Puccini by Victor Herbert
Victor Herbert’s Orchestra
Puccini: Madame Butterfly—Fantasie
Recorded in 1911
America’s best-known composer of operettas was also a conductor of some distinction. After leaving the Pittsburgh Symphony, he founded his own orchestra, which recorded for Victor beginning in 1911. This is from that first session.
It would be hard to praise the Victor sound adequately. According to Paul Whiteman, whose memory was not always reliable, the essential part of the Victor acoustical recording process—the assembly with the diaphragm and stylus—was a secret so carefully guarded that it was committed to the hands of two engineers, a pair of brothers who lived together: they unscrewed the thing and took it home with them every night. [Update: Note a helpful comment below from “Pilsner Panther,” who helps sort the truth from the legend in Whiteman’s story.]
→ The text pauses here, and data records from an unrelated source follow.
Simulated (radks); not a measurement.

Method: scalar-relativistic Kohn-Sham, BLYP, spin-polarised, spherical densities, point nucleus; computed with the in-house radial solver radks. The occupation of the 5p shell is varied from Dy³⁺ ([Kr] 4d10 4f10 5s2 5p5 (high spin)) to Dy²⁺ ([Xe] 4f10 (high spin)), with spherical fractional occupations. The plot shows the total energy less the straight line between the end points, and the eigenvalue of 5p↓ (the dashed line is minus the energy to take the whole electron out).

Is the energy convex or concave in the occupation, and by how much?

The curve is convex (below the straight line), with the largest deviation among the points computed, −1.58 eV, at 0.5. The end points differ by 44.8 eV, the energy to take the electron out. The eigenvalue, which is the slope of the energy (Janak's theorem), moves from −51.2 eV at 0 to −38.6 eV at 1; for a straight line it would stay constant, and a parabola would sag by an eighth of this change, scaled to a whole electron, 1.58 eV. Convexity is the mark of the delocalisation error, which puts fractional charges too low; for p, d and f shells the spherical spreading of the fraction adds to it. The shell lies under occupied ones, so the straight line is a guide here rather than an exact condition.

Victor Herbert’s orchestra, though reduced and rearranged a bit for acoustical recording, also deserves high praise. The better-known symphony orchestras are often ragged and out of tune on early recordings, but Herbert’s orchestra plays at the level we would expect from a symphony orchestra today. His arrangement of tunes from Puccini’s Madame Butterfly is as tasteful and effective as you would expect from a man who was himself a distinguished composer.